And then Hitchcock did a very interesting thing: he hired Saul Bass to be a "special visual consultant" on Psycho...apart from the credits work(for which Bass got a separate credit.)

What did Saul Bass DO as the "special visual consultant" on Psycho?

Well, storyboards, for one, and there-in lies a tale.

Hitchcock told Truffaut, "Saul Bass only did one set of storyboards for me, but I didn't use them. He wanted to do something for the picture, so I let him lay out the storyboards of the detective's killing."

Hitchcock was quite insulting in this sentence, noting that he threw out Bass's Arbogast Murder storyboards(they made the detective look like a killer, not a victim climbing the stairs) and suggesting that "Bass wanted to do something for the picture" when Hitchcock HIRED him to do these things.

Hitchcock was also LYING in this sentence, because while the Saul Bass Arbogast murder storyboards have never been published-- SAUL BASS' SHOWER MURDER STORYBOARDS have been published.

They were published in the 70's in a film magazine, and Hitchcock was alive, and I wonder how he felt to have been caught in a lie -- it seems that Hitchcock just didn't want to give Bass credit for his contribution to the shower murder.

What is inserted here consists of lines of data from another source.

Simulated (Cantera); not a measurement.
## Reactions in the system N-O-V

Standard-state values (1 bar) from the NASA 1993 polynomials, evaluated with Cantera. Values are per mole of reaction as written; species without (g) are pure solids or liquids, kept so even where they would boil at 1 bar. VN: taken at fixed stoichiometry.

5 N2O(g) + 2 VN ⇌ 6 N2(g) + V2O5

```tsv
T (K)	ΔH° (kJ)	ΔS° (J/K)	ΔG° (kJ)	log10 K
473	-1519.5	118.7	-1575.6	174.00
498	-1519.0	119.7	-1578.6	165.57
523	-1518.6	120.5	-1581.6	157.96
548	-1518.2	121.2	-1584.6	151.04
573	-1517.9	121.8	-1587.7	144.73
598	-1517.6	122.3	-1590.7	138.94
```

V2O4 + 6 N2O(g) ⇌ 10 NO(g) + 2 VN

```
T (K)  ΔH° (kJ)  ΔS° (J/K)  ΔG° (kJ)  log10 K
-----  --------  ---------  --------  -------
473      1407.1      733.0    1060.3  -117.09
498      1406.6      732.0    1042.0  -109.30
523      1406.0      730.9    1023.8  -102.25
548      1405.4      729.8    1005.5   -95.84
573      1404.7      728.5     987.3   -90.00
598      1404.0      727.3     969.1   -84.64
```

What else did Bass do as "Special Visual Consultant?" Well, Hitchcock DID give credit on this one: asked by Hitchcock to "do something" to make the Bates Mansion more sinister in its exterior shots, Bass experimented with a few approaches(some involving a model house) before settling on giving Hitchcock all sorts of "stock footage of rolling, roiling storm clouds" to matte into the sky behind the house.

And that's about it. What was Saul Bass' major contribution as "Special Visual Consultant"? Well, some storyboards(Just the two murders? Or other scenes?) Making the Bates Mansion sinister via some stock footage. And..hanging out with Hitchcock while he directed the Cabin One Clean-Up Scene. Hah.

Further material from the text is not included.